The real winners November 2 are the military industrial complex, which will continue to feed at the $500 billion military trough, and the corporate media, whose coffers were filled with billions of dollars for campaign ads.
And can we be sure we actually had a fair election among those who did vote? Election Systems & Software (ES&S), Diebold, and Sequoia are the companies primarily involved in implementing the new voting stations throughout the country. All three have strong ties to the Bush Administration. The largest investors in ES&S, Sequoia, and Diebold are government defense contractors Northrup-Grumman, Lockheed-Martin, Electronic Data Systems (EDS), and Accenture. Diebold hired Scientific Applications International Corporation (SAIC) of San Diego to develop the software security in their voting machines. A majority of officials on SAIC's board are former members of either the Pentagon or the CIA, including: Army General Wayne Downing, formerly on the National Security Council; Bobby Ray Inman, former CIA director; Retired Admiral William Owens, former vice chairman of the Joint Chiefs of Staff; and Robert Gates, another former director of the CIA.
So we have a CIA/military private firm that programmed the security in the voting machines for companies owned by some of the largest military contractors in the country. No wonder the co-founder of the Citizens Alliance for Secure Elections, Susan Truitt, said November 3: "Seven counties in Ohio have electronic voting machines and none of them have paper trails. That alone raises issues of accuracy and integrity as to how we can verify the count. A recount without a paper trail is meaningless; you just get a regurgitation of the data. Last year, Blackwell tried to get the entire state to buy new machines without a paper trail. The exit polls, virtually the only check we have against tampering with a vote without a paper trail, had shown Kerry with a lead. ... A poll worker told me this morning that there were no tapes of the results posted on some machines; on other machines the posted count was zero, which obviously shouldn't be the case."

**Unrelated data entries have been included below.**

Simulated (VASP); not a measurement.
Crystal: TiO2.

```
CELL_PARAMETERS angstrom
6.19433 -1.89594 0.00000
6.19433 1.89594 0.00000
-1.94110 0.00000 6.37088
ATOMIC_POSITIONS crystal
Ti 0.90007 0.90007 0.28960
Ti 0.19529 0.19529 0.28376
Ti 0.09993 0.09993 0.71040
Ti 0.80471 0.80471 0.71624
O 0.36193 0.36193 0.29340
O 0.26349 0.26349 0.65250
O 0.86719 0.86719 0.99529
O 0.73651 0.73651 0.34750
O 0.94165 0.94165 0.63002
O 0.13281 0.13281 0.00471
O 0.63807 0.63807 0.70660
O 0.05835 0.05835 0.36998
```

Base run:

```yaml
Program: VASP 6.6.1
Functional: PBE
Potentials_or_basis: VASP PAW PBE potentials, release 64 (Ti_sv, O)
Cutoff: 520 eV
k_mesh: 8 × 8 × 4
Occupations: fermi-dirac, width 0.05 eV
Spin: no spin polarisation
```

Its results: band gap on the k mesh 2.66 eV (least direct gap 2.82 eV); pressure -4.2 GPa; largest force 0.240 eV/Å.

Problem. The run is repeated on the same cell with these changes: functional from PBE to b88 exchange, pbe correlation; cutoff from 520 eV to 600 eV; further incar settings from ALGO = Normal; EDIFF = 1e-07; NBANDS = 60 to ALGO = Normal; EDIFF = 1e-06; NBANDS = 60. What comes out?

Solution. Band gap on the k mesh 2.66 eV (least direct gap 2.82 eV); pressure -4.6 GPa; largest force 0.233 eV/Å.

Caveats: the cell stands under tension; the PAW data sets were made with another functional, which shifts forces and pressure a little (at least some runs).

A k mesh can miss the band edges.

Our level of nonparticipation really means democracy has failed in the United States. Democracy is the people making decisions about the important issues in their lives. Freedom is the ability to act on these decisions. Without an electoral choice, democracy is nonexistent and freedom only means the right to choose your own brand of toothpaste. Without an active independent media informing on the powerful, we lack both freedom and democracy.